The purpose of the section of code marked

1) Waits for the waveform to be close to 'zero'

is to assure that you start sampling at a recognisable place, and that a whole number of cycles are sampled. If you start sampling and filtering at a random place each time you call calcVI, and if you do not stop at the equivalent place on the wave an integral number of cycles later, you will introduce a level shift each time and the filter will never settle. The resulting "d.c." will give you the wrong value in the r.m.s calculations.

thanks for fast answer, but i can not follow?

you want to say that sampleV, sampleI from batchend must be used at batchstart?

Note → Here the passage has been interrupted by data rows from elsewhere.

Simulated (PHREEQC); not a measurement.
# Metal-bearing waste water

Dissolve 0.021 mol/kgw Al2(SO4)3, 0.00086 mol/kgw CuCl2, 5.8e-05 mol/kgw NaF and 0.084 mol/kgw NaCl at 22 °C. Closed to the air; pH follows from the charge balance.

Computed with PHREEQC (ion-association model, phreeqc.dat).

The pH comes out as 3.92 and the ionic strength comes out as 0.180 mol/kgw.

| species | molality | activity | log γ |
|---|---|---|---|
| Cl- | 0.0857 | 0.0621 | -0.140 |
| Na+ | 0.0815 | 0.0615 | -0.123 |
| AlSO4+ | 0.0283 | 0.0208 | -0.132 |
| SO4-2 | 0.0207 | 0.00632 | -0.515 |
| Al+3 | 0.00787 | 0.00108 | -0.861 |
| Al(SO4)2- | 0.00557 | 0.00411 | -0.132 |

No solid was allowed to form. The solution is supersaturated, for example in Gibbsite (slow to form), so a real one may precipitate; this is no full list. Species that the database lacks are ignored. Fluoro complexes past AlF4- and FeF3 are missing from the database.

and my idea a INIT is needed would be wrong?

in case of the FULL WAVE EMON ( and a exact start of batch at zero crossing )

Vfiltered , I filtered, and also V shifted  start values should be set to "0"  pls see

http://www.editgrid.com/user/kll/EMONsimulation

a intentionally use of the values from end of last batch?

pls tell me how old you think these values are?

minimum the calculation time for the results, serial print and loop back ( 100ms== 5 waves??)

plus max half wave for search zero crossing,

_{and i dont run EMON batch after batch, there is a time adjustable call routine because have other things to do,}

_{and i use same instance of emon on 5 current lines ( same volt )}

_{( 5 EMON instances would mean 5 times all variables ? correct?)}

but anyhow , the suggested WAY B, doing same,

use batchend values at start and already do sampling and filtering while search next zero crossing

this actually must be used if you are right, could call it a SOFTSTART of the batch.

The init of the LASTxxx variables with the first reading at batchstart, would be WAY A.

"and i use same instance of emon on 5 current lines ( same volt )"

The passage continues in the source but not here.